Gardening jobs for July

Gardening jobs for July

July is often the hottest and driest month of the year. For most of us it means holidays, but in terms of gardening jobs it means endless watering. If you are off on holiday, make sure you get someone lined up to take care of the watering while your away. A week without any water can be tough to recover from and may well spell the end for most plants.

Gardening jobs in your veg garden

Harvest early potatoes

Gardening jobs for July: Harvest early potatoes
Harvest early potatoes

It won’t be long until the first early potatoes are ready to harvest. Usually potatoes start to flower as a sign that they are getting ready to be harvested. At this point make sure they have a good supply of water so the tubers can swell. Keep an eye out for blight which can strike during the warm and humid months of summer.

Pick Peas

Gardening jobs for July: Pick Peas
Pick Peas

Freshly picked peas are so sweet it is hard to resist. They are one of the crops that barely make it back from the veg plot. They will start to flower and provide crops from June onwards. Keep picking them and keep them well-watered and they should continue flowering for a few weeks more.

Lift Onions

Gardening jobs for July: Lift Onions
Lift Onions

By midsummer the onions will be swelling ready for harvesting. You can tell they are ready when the tops flop and start to yellow. Lift them from the bed and remove any soil. They might need a couple of weeks drying in the sun so the skins toughen and the stems can be plaited together for storage.

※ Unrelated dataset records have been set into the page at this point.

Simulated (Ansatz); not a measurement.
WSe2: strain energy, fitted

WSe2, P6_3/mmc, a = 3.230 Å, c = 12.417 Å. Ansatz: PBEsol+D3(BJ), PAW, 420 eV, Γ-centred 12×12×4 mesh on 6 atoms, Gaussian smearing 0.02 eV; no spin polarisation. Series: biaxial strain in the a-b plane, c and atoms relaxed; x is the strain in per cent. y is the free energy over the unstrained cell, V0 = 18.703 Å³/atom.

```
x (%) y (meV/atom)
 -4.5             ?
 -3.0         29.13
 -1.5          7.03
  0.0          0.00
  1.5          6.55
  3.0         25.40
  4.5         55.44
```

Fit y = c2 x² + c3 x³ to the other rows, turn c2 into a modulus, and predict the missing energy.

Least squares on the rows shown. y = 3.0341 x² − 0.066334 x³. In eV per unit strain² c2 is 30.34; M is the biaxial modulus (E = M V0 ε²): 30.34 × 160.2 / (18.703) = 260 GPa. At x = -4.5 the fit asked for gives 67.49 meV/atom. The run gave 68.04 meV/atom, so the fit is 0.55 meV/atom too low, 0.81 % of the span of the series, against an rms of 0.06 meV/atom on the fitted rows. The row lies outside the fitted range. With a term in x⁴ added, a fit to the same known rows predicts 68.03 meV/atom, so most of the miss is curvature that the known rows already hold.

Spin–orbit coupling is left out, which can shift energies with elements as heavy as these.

Gardening jobs: Ornamentals

Pick sweet peas

Gardening jobs for July: Pick sweet peas
Pick sweet peas

Keep picking your sweet peas regularly. There should be lots of flowers on your plants by now and if you keep picking them you will stop them expending energy trying to produce seeds which will dramatically reduce the number of flowers.

Deadhead roses

Gardening jobs for July: Deadhead roses
Deadhead roses

Deadheading roses should keep them flowering throughout the summer. As soon as the flowers start to drop their petals nip them off just behind the head. On modern types, flowers tend to be produced in clusters. Deadheading means secondary flowers will have more of a chance of develop.

Cut back oriental poppies after flowering

Gardening jobs for July: Cut back oriental poppies after flowering
Cut back oriental poppies after flowering

If you cut back the stems of oriental poppies as soon as they have finished flowering they will put on fresh new foliage, and sometimes if you are lucky they will throw up a few more flowers over the course of the summer.

Divide irises

Gardening jobs for July: Divide irises
Divide irises

Irises should have finished flowering by now, so its the perfect time to split them and increase your stocks. Lift them carefully trying not to damage the roots. Split it into sections, each of which has a shoot and a section of root. Cut the leaves back by about two thirds and pot them up so the fleshy roots are just on the surface, with the fibrous ones buried. They should have rooted and be ready for planting out by the autumn.

Plant autumn flowering bulbs

Gardening jobs for July: Plant autumn flowering bulbs
Plant autumn flowering bulbs

Gardeners always seem to spend their time thinking about the next season approaching. One thing I regularly forget is to plant autumn flowering bulbs like colchicum and sternbergia. They will need to be planted this month, so spot any areas where you think they might look good in the autumn and get your orders in.

Collect seeds

Gardening jobs for July: Collect seeds
Collect seeds

Early flowering annuals like calendula, poppies and nigella will start to produce seedheads this month. Collect them as they ripen and put them in labelled paper bags ready to use to grow next years plants.

Gardening jobs for your lawn

Lift mower blades

During dry spells it’s best to lift the mower blades and leave the grass slightly longer. It should help to avoid it become too stressed in the heat.

Keep watering any newly seeded or turfed patches

Gardening jobs for July: Keep watering any newly seeded or turfed patches
Keep watering any newly seeded or turfed patches

Any patches of grass that were repaired with new seed or turf in the spring will need to be kept well watered during the warm dry months of the summer. Soak them once or twice a week rather than giving them a sprinkling every day.

Brush away anthills

Gardening jobs for July: Brush away anthills
Brush away anthills

During hot days ants will often clear out debris from the nests. You might spot small amounts of fine soil on the lawn. Simply use a broom to distribute the fine soil before mowing. This will also encourage them to set up their nests elsewhere. It’s not worth the effort trying to treat them with any chemicals as they are pretty mobile and tend to move around fairly regularly.

Gardening jobs in your greenhouse

Sow winter bedding

Gardening jobs for July: Sow winter bedding
Sow winter bedding

It may seem like an odd time to be thinking about winter, but if you want pansies and violas in your garden this winter, now is the time to start sowing them. The small seeds can be scattered on to the surface of compost and covered lightly with a layer of vermiculite. They will germinate in a week or two and be ready for pricking out into separate pots within a month.

Train tomatoes

Gardening jobs for July: Train tomatoes
Train tomatoes

The tomatoes will be growing quickly now. They will need tying into supports regularly to keep them upright. Determinate (bush) types will only get to around 1-1.5m, but put on lot of side branches. Indeterminate (cordon) types will continue growing as long as you allow them too so need a different treatment. Remove any side shoots as they develop and once the plant has put on 4-5 trusses of fruit, nip the end. There’s no point having any more fruit as they are unlikely to ripen.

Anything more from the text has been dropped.